Growing up in the United Methodist church, Nancy Page always knew about Lent but rarely observed the reflective Christian season. Her sister, on the other hand, always participated in a unique way.
“My sister thought you should do something for someone,” the Gainesville woman said, noting the common practice of Lent involved giving up something for 40 days.
As an adult, Page tries to do both — give up an item or food she really covets and do something for others.
“Giving up something makes me a better person,” said the 39-year member of First Baptist Church in Gainesville. “But I need to do something that makes me a better person.”
First Baptist Church senior pastor Bill Coates explained Page’s practice of giving up certain foods is a common tradition during Lent.
“Sometimes we eat too much and sometimes we drink too much,” Coates said, noting food is not the only item Christians learn to let go of during Lent. “There may be hatred. Or we say 'I need to let go of a grudge.' Or 'I need to let go of the excess in my life.'”

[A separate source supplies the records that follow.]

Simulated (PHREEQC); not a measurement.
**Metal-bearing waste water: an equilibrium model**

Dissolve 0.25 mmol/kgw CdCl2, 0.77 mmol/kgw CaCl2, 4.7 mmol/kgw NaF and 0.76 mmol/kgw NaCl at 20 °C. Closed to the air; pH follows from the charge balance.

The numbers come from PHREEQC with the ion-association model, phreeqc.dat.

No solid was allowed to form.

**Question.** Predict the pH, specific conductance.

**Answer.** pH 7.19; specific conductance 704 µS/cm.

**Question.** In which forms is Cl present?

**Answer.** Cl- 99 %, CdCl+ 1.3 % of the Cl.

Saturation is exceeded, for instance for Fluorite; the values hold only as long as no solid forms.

The Rev. Stuart Higginbotham, rector at Grace Episcopal Church in Gainesville, described the Lenten season as a time for Christians to let go of the life’s distractions.
“Some friends of mine are going to give up Facebook, which I think is pretty remarkable,” he said, with a laugh. “Others are going give up chocolate. Chocolate is a common one. Others give up wine. Several give up alcohol.”
With distractions out of the way, Christians can focus on themselves and their walk with God.
“It is when we look at ourselves and say ‘what kind of life am I living?’” Coates said. “And is it obedience to God?
“(Lent) is a season of meditation, reflection and examination.”
The First Baptist Church pastor said during the 40 days of Lent — which symbolizes the 40 days of temptation of Christ in the desert — Christians can also start good habits. He said some read the Bible more or help others.
Page agrees. In previous years when she gave up sweets or chocolate, she said she reached for the Bible when her cravings arose.
“When I am craving chocolate, I pick up the Bible and read it,” she said. “And I always read the Gospels, because they are all about Jesus and his final days. To me, that’s a lot more of setting the mood I should have.”
Setting the mood for Lent begins with Ash Wednesday.
Higginbotham explained the early church started it as a way for Christians to prepare for Easter.
“You can’t jump into Holy Week, Good Friday and Easter without taking time to prepare,” he said, adding Holy Week is the time between Palm Sunday and Easter Sunday. “And we need to get our minds and hearts in the right place.”
Many North Georgia churches had an Ash Wednesday service March 5 to mark the beginning of the season, with “mark” being the operative word. During the service, Christians are marked with ashes in the sign of the cross on their foreheads. The ashes are from the palms used in the previous year’s Palm Sunday service. While some churches such as Grace Episcopal use dry ashes, others use a little oil with them. But the meaning is the same.
“We say ‘Remember you are dust and to dust you shall return,’” Higginbotham said. “It is the reality that we live every day that we are mortal ... and lack so much control we think we have over life.”
Churches also adorn their sanctuaries or chapels in the color of purple.
“Purple represents suffering and royalty,” Coates said.
Royalty refers to the son of God and the king of Christians’ lives, the pastor explained. Suffering symbolizes Jesus’ suffering on the cross. Both encompass the reason for the season.
“Lent is important because of the emphasis of God’s willingness to suffer,” Coates said. “Sometimes the greatest comfort ... is God entering into our suffering with us and that makes it bearable.”
Page, a self-proclaimed chocoholic, said she knows God is with her, especially during Lent.
“I can look at a box of chocolate and I don’t feel” any need to eat it, she said. “I know I’m turning myself over to God.”